Abstract

Control of a multi-degree-of-freedom structural system under earthquake excitation is investigated in this paper. The control approach based on the Generalized Minimum Variance (GMV) algorithm is developed and presented. Our approach is a generalization to multivariable systems of the GMV strategy designed initially for single-input-single-output (SISO) systems. Kanai-Tajimi and Clough-Penzien models are used to generate the seismic excitations. Those models are calculated using the specific soil parameters. Simulation tests using a 3DOF structure are performed and show the effectiveness of the control method.

1. Introduction

During the last decades, there have been many attempts in the field of structural control to develop new algorithms according to the increasing size and flexibility of building structures. This is done especially for multi-degree-of-freedom (MDOF) structures subjected to strong vibrations. A MDOF structure can be considered as a large-scale system with interconnected subsystems, which are story units. Therefore, control techniques initially designed for SDOF structures cannot be directly applied to MDOF structures. The problem of interconnection between story units and the structural proprieties of the building are considered as a whole system and must be addressed. The interconnection effects can also be introduced in control law formulation or considered as external disturbances to be compensated by control actions. Another problem encountered in MDOF structural control is the number and location of actuators. In fact it seems to be more efficient to place an actuator in each story unit, but the cost of implementation may be very expensive.

Several structural models have been investigated in the literature for an active control perspective. Indeed, many researchers have used an active control strategy based on state-space model to develop and design a controller for structural vibration [1–6]. Nonlinear model has been used and presented for Stochastic Optimal Control of Structural Systems [1, 7]. Saaed Alqado et al. [8] have developed five methods for structural identification approach, specifically ARX, ARMAX, BJ, OE, and state-space models, and have implemented them for the identification process. Furthermore, the paper shows that the ARMAX and the output error models have indicated an excellent performance to predict the mathematical models of vibration’s propagation in the building. Also, it has been shown by Guenfaf and Azira [9] that the ARMAX model can give an interesting representation of the system for a digital control perspective. In this case the system is characterized as stochastic process described by a linear model subjected to external disturbances.
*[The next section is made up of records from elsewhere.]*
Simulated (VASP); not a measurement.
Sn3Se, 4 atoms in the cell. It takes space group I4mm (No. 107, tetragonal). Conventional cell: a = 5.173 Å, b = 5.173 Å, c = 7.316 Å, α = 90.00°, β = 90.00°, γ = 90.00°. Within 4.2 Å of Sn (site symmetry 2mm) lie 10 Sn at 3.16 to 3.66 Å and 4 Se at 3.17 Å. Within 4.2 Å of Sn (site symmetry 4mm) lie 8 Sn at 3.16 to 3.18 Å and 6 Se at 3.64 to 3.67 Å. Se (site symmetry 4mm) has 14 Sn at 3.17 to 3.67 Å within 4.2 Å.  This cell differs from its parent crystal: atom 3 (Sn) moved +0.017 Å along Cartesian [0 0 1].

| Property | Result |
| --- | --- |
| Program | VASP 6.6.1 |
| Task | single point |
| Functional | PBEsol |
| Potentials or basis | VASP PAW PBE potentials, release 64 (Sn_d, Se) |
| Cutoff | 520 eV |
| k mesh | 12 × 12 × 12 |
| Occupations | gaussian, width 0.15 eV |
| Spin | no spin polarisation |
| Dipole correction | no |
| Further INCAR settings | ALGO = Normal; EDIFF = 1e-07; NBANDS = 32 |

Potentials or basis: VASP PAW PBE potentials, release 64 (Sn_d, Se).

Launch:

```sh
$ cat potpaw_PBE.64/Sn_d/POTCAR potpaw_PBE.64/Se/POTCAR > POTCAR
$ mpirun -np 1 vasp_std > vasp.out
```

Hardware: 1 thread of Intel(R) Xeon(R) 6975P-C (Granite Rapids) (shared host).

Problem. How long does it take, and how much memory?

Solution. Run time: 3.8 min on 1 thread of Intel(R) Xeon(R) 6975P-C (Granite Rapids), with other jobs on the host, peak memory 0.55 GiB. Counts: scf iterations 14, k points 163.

Vigorous researches on structural control have given more interesting solutions [10–12]; some of them have already been adopted in actual building structures. Guenfaf et al. [13] have presented GMV algorithm based on ARMAX model of SDOF structure with introducing Kanai-Tajimi and Clough-Penzien seismic excitation within the structural model. The results show that the relative displacement of the structure and the control effort are significantly reduced. Lei et al. [14] have proposed an algorithm for the decentralized structural control of tall shear-type buildings under unknown earthquake excitation. A decentralized control algorithm based on the instantaneous optimal control scheme has been developed with limited measurements of structural absolute acceleration responses. The interconnection effect between adjacent substructures has been treated as “additional unknown disturbances” at substructural interfaces to each substructure. However, the control algorithm is based on the minimization of some cost functions such as linear quadratic regulator which requires a solution of the Riccati equation that is subjected to a boundary condition at the terminal time. That leads to a suboptimal solution. So, in such perturbated systems, the controller performances and robustness may be weak [15].

The purpose of this paper is to develop a control strategy applied to an earthquake excited 3DOF structure. This algorithm attempts to minimize a generalized cost function including variance of both output and control effort. For this purpose a specific model of the system to be controlled and its environment will be developed.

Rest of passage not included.